This is according to local reporting by The Maine Wire from a recent city council meeting. Property taxes in the city — as is the case with many localities nationwide — are higher, and the tax burden is increasingly shifting from commercial to residential properties. This led to discussion of a proposal to “allocate an additional $50,000 to the city’s Senior Property Tax Relief Fund,” according to the outlet.

Such programs exist in other cities and states, and allow older residents to defer tax payments to a later time, but they do not waive them. The age of eligibility for South Portland’s program has been lowered from 70 to 65, so more people are eligible. But in turn, this reduces the potential benefit for individual households.

“This is very much a perfect storm,” Mayor Misha Pride said, according to the reporting. “We live in a coastal community, it’s very attractive to live here. And unfortunately, that means lots of people are buying lots of residential properties.”

With buying and selling activity for commercial real estate diminished, Pride argued that reviewing the percentages and potential new allocations to the program may not be worth it. This led to the mayor’s recommendation, which the reporting said elicited “an audible gasp and agitation among those present at the August meeting.”

“I just throw this out there because I’ve also been thinking a lot about how especially those with fixed incomes can deal with this,” Pride said. “It is kind of a last resort measure, but seeing as our property values are so high, seniors may want to consider a reverse mortgage.”

Pride then read the room’s reaction.

“I know it’s an ugly word, but I’m just saying,” he said. “I know it’s horrible, but it’s sort of a last resort.”

The mayor clarified that he does not make the recommendation lightly, reiterating the “last resort” phrase and saying the idea is only tied to addressing the challenging financial circumstances for the city’s seniors.

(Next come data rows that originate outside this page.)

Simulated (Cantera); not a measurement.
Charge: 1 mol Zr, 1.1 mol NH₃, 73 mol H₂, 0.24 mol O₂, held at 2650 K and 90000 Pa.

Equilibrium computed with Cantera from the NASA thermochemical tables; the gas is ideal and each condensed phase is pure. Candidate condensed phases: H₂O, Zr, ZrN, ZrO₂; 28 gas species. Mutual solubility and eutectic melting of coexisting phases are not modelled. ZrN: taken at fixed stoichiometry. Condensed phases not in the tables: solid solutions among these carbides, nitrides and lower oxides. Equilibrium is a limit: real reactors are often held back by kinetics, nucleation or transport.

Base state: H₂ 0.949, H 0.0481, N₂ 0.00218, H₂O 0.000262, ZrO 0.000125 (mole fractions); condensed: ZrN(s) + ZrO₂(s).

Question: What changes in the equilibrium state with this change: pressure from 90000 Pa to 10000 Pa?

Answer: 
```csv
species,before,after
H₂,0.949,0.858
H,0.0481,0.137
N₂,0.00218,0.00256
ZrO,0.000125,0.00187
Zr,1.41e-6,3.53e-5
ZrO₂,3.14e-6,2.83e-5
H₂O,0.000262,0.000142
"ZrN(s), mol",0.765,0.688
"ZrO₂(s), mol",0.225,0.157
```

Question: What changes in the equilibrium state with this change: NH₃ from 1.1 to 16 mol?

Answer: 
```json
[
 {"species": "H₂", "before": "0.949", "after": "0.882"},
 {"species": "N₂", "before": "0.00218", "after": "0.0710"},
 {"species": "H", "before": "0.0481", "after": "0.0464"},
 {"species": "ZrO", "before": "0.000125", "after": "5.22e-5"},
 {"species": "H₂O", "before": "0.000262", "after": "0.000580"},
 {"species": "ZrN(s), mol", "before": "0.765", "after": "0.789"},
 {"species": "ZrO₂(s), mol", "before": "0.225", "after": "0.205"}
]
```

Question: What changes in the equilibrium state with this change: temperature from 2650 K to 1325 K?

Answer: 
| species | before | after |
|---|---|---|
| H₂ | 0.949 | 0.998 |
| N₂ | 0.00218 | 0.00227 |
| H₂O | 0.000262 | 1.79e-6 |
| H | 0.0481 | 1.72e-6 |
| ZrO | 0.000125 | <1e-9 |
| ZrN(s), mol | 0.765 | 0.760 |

“This is really difficult for everyone, we don’t take any pleasure in this, and the city doesn’t get any more money,” he said, according to the reporting. “And that’s something I think is hard for people to hear, is that the city is not getting a penny more from taxes, it’s really truly just a shift of who’s paying them, which is, I think, the hardest thing for people to hear and understand.”

A subsequent meeting on Sept. 3 meeting saw unanimous passage of an additional $100,000 for the tax relief program. HousingWire’s Reverse Mortgage Daily (RMD) reached out to Pride’s office, but he could not be reached immediately.

Pride’s statements are eerily similar to those made by another mayor — in another country —earlier this year. Tim Cadogan, the mayor of the Central Otago district in south central New Zealand, recently fielded a question from a constituent about rising rates that are akin to U.S. property taxes.

After suggesting that reverse mortgages could be employed by qualified borrowers to help pay for the rate increases, local media reported that he received a raft of backlash that accuses him and other elected leaders of being “out of touch.” Another labeled the suggestion “disturbing.”

Cadogan, however, pushed back on these assertions with reasoning similar to Pride’s.

“I was accused […] of being out of touch with reality,” he said in a weekly column published in June. “But, here is the reality of what I was faced with more than once during the drop-in sessions; an elderly person telling me that the proposed rates increases on top of all the other bills that have skyrocketed in recent times would mean they couldn’t afford food or heating.”

Cadogan, like Pride, also labeled the underlying problem as a “perfect storm” that led to the suggested remedy of a reverse mortgage.